A 26-year-old Chicago man, who authorities believed was planning to travel to Somalia and engage in jihadist fighting with a terrorist group, was arrested last night just hours before he was scheduled to leave Chicago, announced Robert D. Grant, Special Agent-in-Charge of the Chicago office of the Federal Bureau of Investigation (FBI), and Patrick J. Fitzgerald, U.S. Attorney for the Northern District of Illinois.
SHAKER MASRI, who lived in the Streeterville area of Chicago, was arrested late yesterday in Countryside, Illinois, without incident, by members of the Chicago FBI’s Joint Terrorism Task Force (JTTF) following an 18-month investigation. MASRI was charged in a criminal complaint filed yesterday in U.S. District Court in Chicago with one count each of attempting to provide material support to a designated terrorist organization and attempting to provide material support through the use of a weapon of mass destruction, both of which are felony offenses.
According to the complaint, MASRI, who is a U.S. citizen, began espousing his increasingly violent views to an individual he befriended in early 2009. During the ensuing months, MASRI began to openly express a desire to participate in a “jihad” and to fight against what he characterized as “infidels.”
In the past month, it is alleged that MASRI began to actively plan a trip to Somalia where he hoped to join the specially designated terrorist group al Shabaab and commit a suicide attack targeting “infidels.” He was arrested last night just hours before he was planning to depart Chicago en route to Somalia.
Investigation by the Chicago FBI’s JTTF included the use of undercover operatives and court authorized electronic surveillance of a telephone used by MASRI and resulted in the filing of the charges announced today.
MASRI appeared before Magistrate Judge Geraldine Soat Brown in Chicago, earlier this morning, at which time he was formally charged. MASRI was ordered held without bond pending his next court appearance, which is scheduled for August 9. Until then, MASRI will be housed at the Metropolitan Correctional Center in Chicago. If convicted of the charges filed against him, MASRI faces a possible sentence of up to 15 years’ incarceration on each count.

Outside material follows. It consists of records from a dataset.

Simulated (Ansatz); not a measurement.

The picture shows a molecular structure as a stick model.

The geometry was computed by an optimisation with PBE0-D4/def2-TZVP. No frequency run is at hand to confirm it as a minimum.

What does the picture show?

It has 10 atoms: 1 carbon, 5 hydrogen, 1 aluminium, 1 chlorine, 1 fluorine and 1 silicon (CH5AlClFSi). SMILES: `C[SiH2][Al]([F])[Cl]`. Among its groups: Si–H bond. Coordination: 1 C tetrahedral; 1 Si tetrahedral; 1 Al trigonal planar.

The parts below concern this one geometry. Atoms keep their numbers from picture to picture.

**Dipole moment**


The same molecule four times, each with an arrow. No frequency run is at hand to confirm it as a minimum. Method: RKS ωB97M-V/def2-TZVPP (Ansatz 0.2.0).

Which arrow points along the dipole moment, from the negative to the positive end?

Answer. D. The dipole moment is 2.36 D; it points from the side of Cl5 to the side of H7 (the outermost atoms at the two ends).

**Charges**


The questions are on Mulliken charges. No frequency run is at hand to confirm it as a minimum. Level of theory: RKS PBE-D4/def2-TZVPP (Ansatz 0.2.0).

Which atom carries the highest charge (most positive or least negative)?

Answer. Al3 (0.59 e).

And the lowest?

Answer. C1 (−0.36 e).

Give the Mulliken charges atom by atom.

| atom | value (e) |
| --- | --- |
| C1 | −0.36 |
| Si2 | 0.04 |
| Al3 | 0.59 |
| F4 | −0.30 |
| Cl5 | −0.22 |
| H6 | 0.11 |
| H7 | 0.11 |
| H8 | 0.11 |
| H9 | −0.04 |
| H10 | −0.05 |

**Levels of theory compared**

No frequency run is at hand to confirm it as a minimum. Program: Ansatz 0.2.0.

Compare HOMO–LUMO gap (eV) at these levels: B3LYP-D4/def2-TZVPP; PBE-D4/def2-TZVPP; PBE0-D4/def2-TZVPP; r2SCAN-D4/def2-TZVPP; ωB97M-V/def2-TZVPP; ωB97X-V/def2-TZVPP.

This case was investigated by the Chicago FBI’s Joint Terrorism Task Force (JTTF), which is comprised of FBI special agents, officers from the Chicago Police Department, and representatives from 20 federal, state, and local law enforcement agencies.
The public is reminded that a complaint is not evidence of guilt and that all defendants in a criminal case are presumed innocent until proven guilty in a court of law.